Currently the web crawler is unable to function in an operating environment where access to the interent is secured by a proxy that requires a username and password. An example of this type of domain is the University of Adelaide student computer accounts. An update to the web crawler has been designed to remedy this and will be implemented prior to project closeout.

===Design===
The design for the web crawler process is explained by the diagram below.

<center>[[Image:Web crawler process.png| Web Crawler process.]]</center>
<center>'''Figure 12 - Web crawler software operational process'''</center>

The design starts with a seed from which it attempts to load the protocol definition file robots.txt. If robots.txt does not exist or does exist but doesn’t limit crawling web page content is loaded from which embedded links are extracted. These links are added to the link queue via a sub-process as the thread returns to attempting to load the next web page in the queue.

===Implementation===
An early realisation by project members, Steven and Patrick, was that there was not enough time to implement a complete web crawler given the wide scope of the entire project. Thus an Off the Shelf (OTS) solution that met the requirements was sought.
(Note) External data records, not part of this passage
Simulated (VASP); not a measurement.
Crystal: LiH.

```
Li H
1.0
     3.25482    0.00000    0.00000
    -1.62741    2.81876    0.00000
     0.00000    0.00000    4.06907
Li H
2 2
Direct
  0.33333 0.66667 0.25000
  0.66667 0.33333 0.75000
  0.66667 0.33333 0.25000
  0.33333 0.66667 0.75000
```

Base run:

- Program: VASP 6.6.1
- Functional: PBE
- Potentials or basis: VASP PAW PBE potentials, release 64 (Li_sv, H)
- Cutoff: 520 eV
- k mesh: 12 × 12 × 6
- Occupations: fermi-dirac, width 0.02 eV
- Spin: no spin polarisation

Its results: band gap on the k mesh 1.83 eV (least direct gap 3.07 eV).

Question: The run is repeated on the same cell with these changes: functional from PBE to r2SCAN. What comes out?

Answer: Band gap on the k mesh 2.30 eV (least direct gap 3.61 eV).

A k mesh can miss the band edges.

After extensive research primarily by Steven and investigative testing by Patrick, the Java-based crawler [http://code.google.com/p/crawler4j/ crawler4j] was chosen. This choice was made because crawler4j met the specified requirements, was freeware and open source with no legal implications.

===Testing===
Given the OTS crawler4j provides fully functioning support, the main testing required was ensuring it met requirements listed above. Due to the OTS nature of the crawler, a Black-box testing approach was used with an exploratory slant. 
The requirement of a Java-coded crawler was trivially satisfied and the ability to accept seed websites was also confirmed. Investigation revealed crawler4j supported polite web crawling, obeying the robots.txt file and providing parameters to limit request rates. An in-built function in the OTS crawler that returned webpage content with all html code removed was also validated. crawler4j functioned as research indicated it should, meeting all requirements. A screenshot of the command-line web crawler running over some linked pages during the testing phase is shown in the figure below.

<center>[[File:Web crawler working.png|Web crawler working]]</center>
<center>'''Figure 13 - Web crawler software deployment test'''</center>

Testing also revealed some additional useful functionality provided by the crawler4j interface. This included parameters to limit: link depth explored, number of pages searched and domain. These features proved especially useful in the testing phase of the following [[Final Report 2011#System Integration|System Integration]] section and have also been incorporated into the product for use by the customer.